Far too often gardeners come shopping for one specific clematis cultivar in mind and often refuse to consider similar-looking varieties, some of which perform better. While ‘Nelly Moser’ is a popular cultivar, ‘Dr. Ruppel’, ‘Carnaby’, ‘Capitaine Thuilleaux’ and ‘Bee’s Jubilee’ all have a similar two-tone pink-white appearance and the same reliable performance. If you can’t find the deep purple ‘Jackmanii’ then consider the equally good looking ‘Warsaw Nike’, ‘Gypsy Queen’ or ‘Plum Gorgeous’, which is a part of the local Vancouver series. While ‘Henryi’ is an outstanding white, ‘Gillian Blades’, ‘Huldine’, ‘Guernsey Cream’ or ‘Fragrant Star’ all have pure white to cream flowers and make a nice addition to that perfect alba garden.
Blooms All Summer
Perhaps the most frequently requested attribute for clematis is that it bloom all summer, and this is where understanding the pruning groups can guide you. What you are looking for is either a C (blooms constantly on new growth) or B2 group (blooms on both last year’s wood and current season’s growth), as these will generally be in flower from June to September. Most two-tone or double forms are not included here but there are still many beautiful cultivars to choose from; including ‘Madame Julia Correvon’ (burgundy C), ‘Rouge Cardinal’ (crimson C) ‘General Sikorski’ (blue B2), ‘Niobe’ (wine-red B2 or C), ‘Polish Spirit’ (deep purple C) and ‘Ernest Markham’ (magenta-red C). Both C and B2 group clematis also work well in combination plantings (with honeysuckles, roses or other clematis) as they are cut down in late February or early March and make a fresh start every year.
Enjoying the Exotics
Exotic looking clematis are a mixed bag as far as hardiness is concerned. Both the ruffled petals of ‘Lord Neville’ and the luscious double blooms of ‘Vyvyan Pennell’ would work well in any tropical-themed landscape, but both are quite hardy at USDA zone 4. Similarly the unusual bell-shaped blooms of Clematis chiisanensis ‘Lemon Bells’ (zone 6) or Clematis texensis (zone 4) have a unique form but both are durable cultivars. However, the early blooming Clematis x cartmanii ‘Joe’ and C. cirrhosa ‘Freckles’ are stunning in flower but rather tender at USDA zone 7-8. Equally beautiful is Clematis florida ‘Sieboldii’ and ‘Alba Plena’ but since both of these are rated zone 7 they will need a sheltered microclimate to thrive, which is something to consider before purchase.

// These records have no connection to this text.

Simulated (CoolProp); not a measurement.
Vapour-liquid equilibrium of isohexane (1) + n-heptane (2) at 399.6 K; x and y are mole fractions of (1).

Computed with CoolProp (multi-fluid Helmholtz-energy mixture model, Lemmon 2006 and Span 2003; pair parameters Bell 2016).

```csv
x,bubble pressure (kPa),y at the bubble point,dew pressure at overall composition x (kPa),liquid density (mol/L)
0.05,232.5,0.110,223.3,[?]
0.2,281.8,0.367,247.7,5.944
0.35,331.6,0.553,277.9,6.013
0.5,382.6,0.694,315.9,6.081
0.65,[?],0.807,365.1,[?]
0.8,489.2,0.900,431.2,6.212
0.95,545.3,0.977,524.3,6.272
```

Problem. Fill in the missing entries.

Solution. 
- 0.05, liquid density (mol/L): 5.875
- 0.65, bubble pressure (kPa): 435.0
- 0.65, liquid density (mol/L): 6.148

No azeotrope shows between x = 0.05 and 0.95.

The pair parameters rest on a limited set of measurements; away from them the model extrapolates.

'Lord Neville' & 'Vyvyan Pennell'
There are a number of clematis species and cultivars that can be used as groundcovers, although I would consider these when trying to obscure the leggy base of a large shrub or small tree. Harry Potter fans will enjoy the pun of Clematis recta ‘Serious Black’ with its dark purplish-brown foliage sharply contrasted by the tiny pure white blooms. Another good choice is Clematis ‘Durandii’, a very old (1870) hybrid between ‘Jackmanii’ and Clematis integrifolia with recurved indigo blue flowers and a long bloom period.
'Serious Black' & 'Durandii'
Well that should give you enough to choose from for now, but to be honest we haven’t even scratched the surface of what’s available out there. In any case, I hope this helps you spend a little less time pondering your potential purchase in the clematis section.